Broadway Source Reading (Part 1 - Entry Point and Architecture)
Updated:
I have learned Elixir for a while and always want to see if I can start reading any opensource project to learn from.
Two reasons to pick Broadway as a start:
- Its code base is quite small and has 18 modules in total.
- The project in my company uses messaging components a lot.
Hence, reading it has much benefit on how to design a message processing tool with well-reasoned architecture. Maybe, after this, I can try writing the right producer for the messaging component we use and rewrite the project in Elixir as well. :D
Entry Point
According to the Documentation:
In order to use Broadway, you need to:
- Define your pipeline configuration
- Define a module implementing the Broadway behaviour
Obviously, the first source file I checked out is broadway.ex
. It does not have much logic there except the necessary behaviors and functions to get/update rate limiting.
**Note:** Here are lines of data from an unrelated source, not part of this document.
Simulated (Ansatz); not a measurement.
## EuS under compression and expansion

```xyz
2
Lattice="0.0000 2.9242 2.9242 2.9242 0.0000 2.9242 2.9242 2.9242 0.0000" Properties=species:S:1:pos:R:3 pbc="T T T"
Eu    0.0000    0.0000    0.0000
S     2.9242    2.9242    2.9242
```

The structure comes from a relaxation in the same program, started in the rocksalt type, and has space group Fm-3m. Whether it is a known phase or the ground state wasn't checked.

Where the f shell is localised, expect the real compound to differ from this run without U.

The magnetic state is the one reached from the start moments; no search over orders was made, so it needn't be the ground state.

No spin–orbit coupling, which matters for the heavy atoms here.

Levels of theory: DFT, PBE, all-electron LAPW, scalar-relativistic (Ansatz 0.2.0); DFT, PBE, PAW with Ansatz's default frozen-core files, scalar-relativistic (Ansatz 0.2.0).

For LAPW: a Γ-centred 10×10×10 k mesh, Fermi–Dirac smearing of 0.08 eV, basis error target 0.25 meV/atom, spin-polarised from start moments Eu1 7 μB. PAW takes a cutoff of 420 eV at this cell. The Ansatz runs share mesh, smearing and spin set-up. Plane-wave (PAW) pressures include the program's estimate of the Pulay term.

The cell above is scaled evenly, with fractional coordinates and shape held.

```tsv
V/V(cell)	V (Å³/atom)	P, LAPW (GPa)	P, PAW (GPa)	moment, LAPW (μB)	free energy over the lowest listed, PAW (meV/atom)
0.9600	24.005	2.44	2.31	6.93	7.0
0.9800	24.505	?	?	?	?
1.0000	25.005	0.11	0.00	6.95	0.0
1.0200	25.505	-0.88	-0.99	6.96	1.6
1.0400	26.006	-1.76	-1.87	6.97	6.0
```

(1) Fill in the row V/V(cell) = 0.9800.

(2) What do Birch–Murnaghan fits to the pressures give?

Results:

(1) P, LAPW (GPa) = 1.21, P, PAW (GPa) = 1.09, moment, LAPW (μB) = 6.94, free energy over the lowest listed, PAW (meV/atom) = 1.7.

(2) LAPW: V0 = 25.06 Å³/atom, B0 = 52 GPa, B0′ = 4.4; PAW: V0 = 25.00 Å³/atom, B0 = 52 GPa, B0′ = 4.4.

The entry point is the start_link
function which in turn calls Topology.start_link(module, opts)
after option validation.
Architecture Diagram
In order to know a codebase well, I tend to learn its architecture before diving into detail.
Sequence Diagram
Assuming our broadway module named MyBW
:
sequenceDiagram participant M as MyBW participant B as Broadway participant T as Topology participant S as Supervisor M->>B: start_link(MyBW, pipeline_opts) B->>T: start_link(MyBW, pipeline_opts) rect rgba(0, 0, 255, .1) Note over T: init({MyBW, pipeline_opts}) T->>T: {child_specs, opts} = prepare_for_start(MyBW, pipeline_opts) rect rgba(0, 0, 255, .2) Note over T: start_supervisor(child_specs, %{module: MyBW} = config, pipeline_opts) T->>T: {producers_names, producers_specs} = build_producers_specs(config, opts) T->>T: {processors_names, processors_specs} = build_processors_specs(config, producers_names) T->>T: build_rate_limiter_spec(config, producers_names) T->>T: build_processor_supervisor_spec(config, processors_specs) T->>T: build_batchers_supervisor_and_terminator_specs(config, producers_names, processors_names) T->>S: start_link(all_child_specs) end S-->>B: %{supervisor_pid, terminator, name} B-->>M: end
Process Supervision Hierarchy
graph TD A(Broadway.Topology) -.-> B(PrepareForProducer) A ---> C(MyBW.Supervisor:rest_for_one) C -.-> D(RateLimiter) C --> E(MyBW.ProducerSupervisor:one_for_one) & F(MyBW.ProcessorSupervisor:one_for_all) E -- ProducerStage --> G1(MyBW.Producer_1) & G2(MyBW.Producer_2) F -- ProcessorStage --> H1(MyBW.Processor_key_1) & H2(MyBW.Processor_key_2) C -. With Batcher .-> J(MyBW.BatchersSupervisor:one_for_one) J --> K(MyBW.BatcherSupervisor_key1:rest_for_one) & P(Terminator) K -- BatcherStage --> L(MyBW.Batcher_key1) K --> M(MyBW.BatchProcessorSupervisor_key1:one_for_all) M -- BatchProcessorStage --> M1(MyBW.BatchProcessor_key1_1) & M2(MyBW.BatchProcessor_key1_2) C -. Without Batcher .-> P(Terminator)
The dashed line means that the component is optional.
The text on the line mainly shows what module is started for the process, except the “With Batcher” and “Without Batcher”.
The supervision strategy is next to the name of Supervisor.
Most of the things make sense for me now but I still have one question:
Why ProcessorSupervisor
and BatchProcessorSupervisor
use :one_for_all
instead of :one_for_one
? The Processors need to all live or crash? I think I will get the answer after reading the processors part.